Kept playing with more fog today. Did a lighting pass on the carriage. Added rim lighting for the buildings. Created some very basic books for garbage/clutter, as well as put in some stones. I've gotta work on getting rid of that solid edge on the pillar on the left. I've also gotta try and figure some better edges for some of the pillars and arch.
With the wetness/occlusion meshes i tried to combine them together initially but my results werent great which meant that the occlusion would sit above the wetness, making it look like its floating, so theyre 2 seperate meshes. (there is probably a cleverer way of doing this with just one mesh :P)
In the texture the top line of the bottom lid does have a very high gloss/low roughness value but the mesh allows for the "water of the eyeball thats pressing up against the lid" reflection. the wentness mesh on needs to be raised, intersecting the
eyeball and the bottom eyelid at an angle to catch the light.
As for using in-engine AO to achieve that effect i _think_ because that is a largely a blanket value across the level (im not a tech artist, so im just guessing), in order to have it show up on such a small area it would really need to be cranked up, affecting everything else in the level.

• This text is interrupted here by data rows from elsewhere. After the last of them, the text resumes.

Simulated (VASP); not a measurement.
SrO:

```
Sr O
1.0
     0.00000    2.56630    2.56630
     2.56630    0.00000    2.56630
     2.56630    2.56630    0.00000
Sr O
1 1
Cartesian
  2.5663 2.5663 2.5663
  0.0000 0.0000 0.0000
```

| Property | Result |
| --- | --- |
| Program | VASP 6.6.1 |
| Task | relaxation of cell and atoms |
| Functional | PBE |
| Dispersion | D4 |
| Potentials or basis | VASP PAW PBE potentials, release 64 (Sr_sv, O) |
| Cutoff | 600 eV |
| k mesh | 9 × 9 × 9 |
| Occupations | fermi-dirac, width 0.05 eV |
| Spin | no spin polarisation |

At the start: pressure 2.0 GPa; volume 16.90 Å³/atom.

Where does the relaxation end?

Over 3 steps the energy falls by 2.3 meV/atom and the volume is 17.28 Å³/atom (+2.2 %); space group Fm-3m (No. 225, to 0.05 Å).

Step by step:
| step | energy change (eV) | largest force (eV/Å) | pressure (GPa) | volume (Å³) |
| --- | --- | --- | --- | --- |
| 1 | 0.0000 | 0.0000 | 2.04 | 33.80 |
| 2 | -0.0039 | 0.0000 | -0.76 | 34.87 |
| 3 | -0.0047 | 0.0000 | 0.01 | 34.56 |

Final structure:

Yeah with hair you gotta just tweak for hours on end, and keep going back to references. That zbrush hair plane brush saved me a lot of time. Flow maps took some time to get my head around them, just experiment.
Hey cheers Felixenfeu, i think it was to do with the camera FOV, ive since adjusted it Created textures for the mace, created a floor, and did some tweaks. Next up is rigging and posing.
Fingus
its all sculpted by hand. Been working on the jacket folds and the pattern stitching (which takes forever!) Next I guess is designing the head necklace and how the hair sits around it.
Great work! As others have said, the silk looks really convincing. Any chance of a quick material breakdown?
Hey thanks! The main silk pattern was made as a filter in SD which would spit out masks into the user channels in SP, this is so that I could control what material group each part of the pattern would use on the fly. (Though eventually, as the amount of layers got larger, switching a toggle would take several minutes and sometimes resulted in a hardware lock up :P )
This filter would also create the normal map and height map which were used in detailing (cavity dirt etc)
Then in each material group would be the usual layers, grunge, speckle, cavity dirt etc. The pillowing layer raises the area slightly which gives the material a "puffiness" as though it is a soft silk. Things like memory creases (which can be sculpted, or in my case, made with a brush in SP) add to this effect.
Since silk has a coloured spec it has around 50%+ metalness in the texture, this gives it that silky look, and is something that has to be balanced carefully so it doesnt just look like a metal sheet.
Roughness on the left and metalness on the right
Once of the key things I found in getting a good silk result was making sure the silk threads themselves had a broken up specular highlight, here is a real world example:
You can achieve this by using curvature maps generated from your normal or height maps.